It is a tradition of the FIFO to organise a special evening on the eve of the opening of the festival. This year, the Maori film Cousins was screened in the Grand Theatre of the Maison de la Culture. Adapted from the novel of the same name, this film tells the story of three Maori cousins. A story written, directed and performed by Maori women.

Three women, three paths, three points of view… The film Cousins tells the story of three Maori cousins with different destinies. They are related by blood but separated by circumstances. Mata is taken away from her family and lives a lonely childhood in fear. Makareta runs away from an arranged marriage to study law. Missy, on the other hand, takes on the role of guardian of the land. The two women have made a promise to each other: to bring Mata, their stolen cousin, home… Adapted from Patricia Grace’s 1992 novel of the same name, Cousins highlights the Maori women’s view of their lives and the impact of British colonisation. The novel was written by a Maori woman and the film was also made by two Maori women. « It was time we heard and saw stories about Maori women because there was a great lack in this area. That’s why I wanted to tell this story, but also to inspire Maori women to get behind the camera, » said co-director Briar Grace-Smith during a Zoom meeting a few minutes before the film’s screening at the Grand Theatre on Monday night. It took years for this novel to be adapted for the big screen. It was only after time had passed and the times had changed that Maori women emerged behind the camera and on the big screen.

Telling the story

Bria Grace-Smith worked with another director, Ainsley Conder, to write the script. While the approach of co-directing may seem surprising for a fiction film, it makes sense in its construction. « We knew that we would have the same vision and we said to ourselves that we didn’t have to have only one director. It was even a pleasure because I don’t have all the responsibility, I had someone to support me. We had disagreements before the shoot but not on the set. We both decided which scenes inspired us and which we wanted to do. For the editing, we were together in the editing room, and we edited in four weeks during the lockdown by Zoom”. From page to screen, it took four years for the directors to find the right actresses to play the roles of the characters at their different ages: children, young adults and adults. This was a difficult casting task as they had to find Maori children and actresses. « We looked in the region where the protagonists of the book were from. We did a lot of auditions with children in many schools. We had to find children with talent but who also had to embody the spirit of the older actresses. It was a huge interconnecting puzzle », the director tells Franck Philippon, a distinguished screenwriter who hosts this meeting before the screening at the Grand Théâtre. A screening that visibly moved the Polynesian audience at the Maison de la Culture.

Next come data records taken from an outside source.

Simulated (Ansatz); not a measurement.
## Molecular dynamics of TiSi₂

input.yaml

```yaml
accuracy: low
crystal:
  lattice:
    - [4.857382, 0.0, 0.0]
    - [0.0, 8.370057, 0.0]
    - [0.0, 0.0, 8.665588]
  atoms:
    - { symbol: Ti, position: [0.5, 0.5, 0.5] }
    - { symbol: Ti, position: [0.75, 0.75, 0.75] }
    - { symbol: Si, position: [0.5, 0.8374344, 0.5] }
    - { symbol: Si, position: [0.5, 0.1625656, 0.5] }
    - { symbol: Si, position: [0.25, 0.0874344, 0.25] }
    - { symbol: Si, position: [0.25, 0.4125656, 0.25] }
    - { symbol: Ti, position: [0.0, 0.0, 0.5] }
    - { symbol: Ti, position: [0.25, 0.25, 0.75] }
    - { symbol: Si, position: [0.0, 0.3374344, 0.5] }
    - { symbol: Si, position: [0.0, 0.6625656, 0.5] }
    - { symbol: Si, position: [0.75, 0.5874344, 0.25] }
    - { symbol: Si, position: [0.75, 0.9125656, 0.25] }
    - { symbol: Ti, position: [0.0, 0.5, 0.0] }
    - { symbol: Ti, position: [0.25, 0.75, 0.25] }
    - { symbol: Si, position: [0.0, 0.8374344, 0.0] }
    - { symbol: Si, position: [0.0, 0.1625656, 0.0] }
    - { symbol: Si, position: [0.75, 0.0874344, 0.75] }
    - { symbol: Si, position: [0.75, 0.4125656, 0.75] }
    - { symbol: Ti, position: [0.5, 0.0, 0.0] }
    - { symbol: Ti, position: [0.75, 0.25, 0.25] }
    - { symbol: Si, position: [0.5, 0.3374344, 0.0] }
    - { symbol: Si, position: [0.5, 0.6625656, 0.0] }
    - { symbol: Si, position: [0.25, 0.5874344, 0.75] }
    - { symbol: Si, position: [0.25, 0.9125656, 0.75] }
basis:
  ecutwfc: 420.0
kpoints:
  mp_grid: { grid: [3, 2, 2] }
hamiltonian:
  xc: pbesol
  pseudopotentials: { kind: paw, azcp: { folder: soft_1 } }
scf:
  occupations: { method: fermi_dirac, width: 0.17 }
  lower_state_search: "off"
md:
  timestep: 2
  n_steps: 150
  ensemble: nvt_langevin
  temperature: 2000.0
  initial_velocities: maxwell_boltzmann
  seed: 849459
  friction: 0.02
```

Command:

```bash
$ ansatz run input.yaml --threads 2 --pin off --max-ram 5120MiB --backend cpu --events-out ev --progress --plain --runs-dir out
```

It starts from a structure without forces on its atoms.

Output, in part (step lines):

The link, that essential element 

Heimiti is a student at ISEPP, she came with her classmates for this evening event. All of them felt emotional by the end of this special FIFO screening. « I cried … This film touched me a lot, we are all brothers, we are all linked« , confides the young student. Hererii, a fellow student, was touched by the strong bond between the family members of these three cousins. « It’s inspiring and also shows the importance of the bond and the attachment to the land of the ancestors. Tevahitua, a master’s student at the University of French Polynesia, identified with the protagonists of the film. « I recognised myself as a Polynesian in this link to the family and the land, especially as we are currently experiencing a real estate fluctuation. The return and the notion of the land are important and not an economic issue but a question of belonging and identity« , explains the 23-year-old. The story of these three Maori cousins resonates throughout Oceania. This is also the strength of the FIFO.